Thursday, September 27, 2007

Beowulf and Narrative "Tightness"

John Walter, over at Machina Memorialis figures out from the trailers the most significant plot change in the Beowulf film:"Keeping in mind, as I argued on ANSAXNET, trailers are often deceptive these days, I think we finally have a trailer that’s revealing exactly how Gaiman and Avery rewrote the story: Grendel’s mother is the dragon."

It's well worth reading the entire post, but the basic idea, which I think is right, is that Grendel's mother is the dragon, Beowulf lies about killing her due to greed for treasure, and also that Beowulf himself is the "thief" who steals the cup from the dragon, setting off the final confrontation. John links this approach up with the story of Fafnir and talks about Tolkien's dramatization of "dragon sickness" (a point developed in other contexts by Shippey). John says that
In other words, if what we’ve got are echoes of Tolkien here, Gaiman (and Avery) reinscribe Germanic mythology/tradition back onto Beowulf through the lens of modern Fantasy (Tolkien) in much the same way as Terry Pratchett and Tom Holt reinscribe the Victorian conception of the Old North back on to itself through the lens of that other major figure in 20th century fantasy, Robert E. Howard.
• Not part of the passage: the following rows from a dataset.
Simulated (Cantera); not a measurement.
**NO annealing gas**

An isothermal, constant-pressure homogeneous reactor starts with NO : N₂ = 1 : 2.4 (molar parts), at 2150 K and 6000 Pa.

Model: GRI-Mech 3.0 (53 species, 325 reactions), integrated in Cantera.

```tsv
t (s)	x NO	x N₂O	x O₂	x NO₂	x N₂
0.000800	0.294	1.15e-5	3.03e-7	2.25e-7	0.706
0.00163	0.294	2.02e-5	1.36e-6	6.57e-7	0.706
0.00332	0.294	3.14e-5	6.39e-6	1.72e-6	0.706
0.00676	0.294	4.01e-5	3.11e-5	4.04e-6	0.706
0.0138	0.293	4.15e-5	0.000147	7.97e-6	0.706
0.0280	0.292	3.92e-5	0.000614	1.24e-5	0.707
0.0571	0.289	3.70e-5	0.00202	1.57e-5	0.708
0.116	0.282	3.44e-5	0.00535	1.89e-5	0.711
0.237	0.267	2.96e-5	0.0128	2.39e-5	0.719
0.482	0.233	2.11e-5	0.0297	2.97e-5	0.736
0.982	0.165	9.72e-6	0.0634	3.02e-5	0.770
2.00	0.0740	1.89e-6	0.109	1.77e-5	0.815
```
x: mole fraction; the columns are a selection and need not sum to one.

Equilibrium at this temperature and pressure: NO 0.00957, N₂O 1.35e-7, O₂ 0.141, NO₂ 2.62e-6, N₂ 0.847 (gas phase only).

I think, without having yet seen the film, that this is a reasonable way of approaching what we know of the adaptation. But I would also add that there's another way to look at the adaptation aside from linking it specifically to Gaiman/Pratchett's tendencies, and that is the idea of "tightness" in narrrative.

Because mass-culture films cannot be much long than 2.5 hours, and because having audience members turn to each other and ask "what just happened?" or "Who is this guy?" Hollywood films tend to increase narrative tightness by reducing the numbers of characters and giving these fewer people more plot duties. In Creative Writing pedagogy we always went over the line from Checkhov, that if someone picks up a gun in Act 1, somebody needs to get shot by Act 5. Although there are of course exceptions, film, written as it usually is by committee and created under the watchful eye of a continuity director, is very good at taking loose threads and weaving them more tightly into the story.

This is fine as it goes for film, and such narrative tightness is also evident in a lot of literature as well: it's a cliche of Dickins criticism that you just need to spot the right very minor character in the first two chapters to know how the whole complicated mess of the plot is going to be solved.

What's particularly interesting to me is how different this aesthetic is from medieval epic (particularly Beowulf) and its direct 20th-century descendents (Tolkienian fantasy), and how the film adaptations of Beowulf and The Lord of the Rings really point out this contrast. One of the things I complained about when seeing the Peter Jackson LotR films was how small they made Middle-earth: and I meant that both physically (you can stand on Orthanc and see Caradhras; you can take a quick jaunt from Henneth Annun to Osgiliath and back to Cirith Ungol) and socially (everyone knows who everybody else is even before they've met).

For example, in Tolkien's The Lord of the Rings, Strider and the hobbits are aided by Glorfindel, a powerful elf-lord who is seen at the Council of Elrond and then never really discussed again. In the Ralph Bakshe version of The Fellowship of the Ring, Glorfindel is replaced by Legolas, tightening the narrative in one way (not as many elves). In Jackson's version, the hobbits and Strider are helped by Arwen, thus introducing her into the main narrative and setting up the Aragorn/Arwen love story which is not a main element of Tolkien's story until "Many Partings" (though in hindsight you can figure out bits at the end of "Many Meetings" and with the delivery of the standard to Aragorn).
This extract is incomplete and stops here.